I'm running into the problem I've always had with Swing time and time again. Swing doesn't play nice with the programmer handling their own asynchronous operations.
In front of me now, I have the quintessential problem that is often blasted with answers of the sort "Have Swing's EDT handle async tasks" or "Use invoke later".
Normally, that would be the way to go if I was building the entire application from the ground up. However, I'm not. What I currently have is a program (that I should not modify in any way) that runs in its own thread and fires off asynchronous update events of its own design. I want to use Swing to make a UI wrapper for it, to display the application in a panel while providing buttons to interact with the underlying program.
Now, I don't really want to lose my hair over this. I'm not going to tackle this problem head-on for hours at a time with no progress. If an acceptable answer to this question doesn't arise, I will simply use an OpenGL wrapper (that's right "simply").
Questions
Is there conventional method for wrapping a multi-threaded application of this nature in Java Swing?

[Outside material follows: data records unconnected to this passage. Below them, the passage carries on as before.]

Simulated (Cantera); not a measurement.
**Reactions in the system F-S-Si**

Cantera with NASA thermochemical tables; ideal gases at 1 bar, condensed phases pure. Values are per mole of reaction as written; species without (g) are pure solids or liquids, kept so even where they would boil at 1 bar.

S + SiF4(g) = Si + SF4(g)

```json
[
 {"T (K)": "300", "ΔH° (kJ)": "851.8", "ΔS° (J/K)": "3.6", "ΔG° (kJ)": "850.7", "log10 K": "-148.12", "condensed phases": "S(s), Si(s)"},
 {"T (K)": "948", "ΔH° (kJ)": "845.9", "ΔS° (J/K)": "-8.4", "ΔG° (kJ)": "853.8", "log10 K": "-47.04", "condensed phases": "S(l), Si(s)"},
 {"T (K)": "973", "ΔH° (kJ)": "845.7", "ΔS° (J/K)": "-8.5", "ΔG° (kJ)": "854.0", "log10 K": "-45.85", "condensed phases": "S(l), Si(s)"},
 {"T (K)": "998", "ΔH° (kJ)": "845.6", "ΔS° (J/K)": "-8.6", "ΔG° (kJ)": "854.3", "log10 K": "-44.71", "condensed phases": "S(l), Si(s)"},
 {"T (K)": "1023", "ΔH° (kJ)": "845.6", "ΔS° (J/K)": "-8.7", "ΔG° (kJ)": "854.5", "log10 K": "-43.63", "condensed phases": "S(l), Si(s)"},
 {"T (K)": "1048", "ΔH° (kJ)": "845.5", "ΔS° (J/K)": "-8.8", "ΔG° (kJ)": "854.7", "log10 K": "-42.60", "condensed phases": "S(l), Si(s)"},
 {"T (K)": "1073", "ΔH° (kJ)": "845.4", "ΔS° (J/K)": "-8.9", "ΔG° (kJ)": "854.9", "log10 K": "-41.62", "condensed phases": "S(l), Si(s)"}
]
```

Does that method allow for passive viewing of a changing model? (no UI mouse or keyboard events, but it still updates)
If there isn't a conventional way, is there a hack, bodge, or otherwise duct tape solution to what I'm trying to do?
Answers which fail to identify that the asynchronous portion of the application is in another program and suggest modifying that program will be deemed nonconstructive and will be flagged as off-topic.
If you need additional information, make a comment and I'll disclose as much as possible.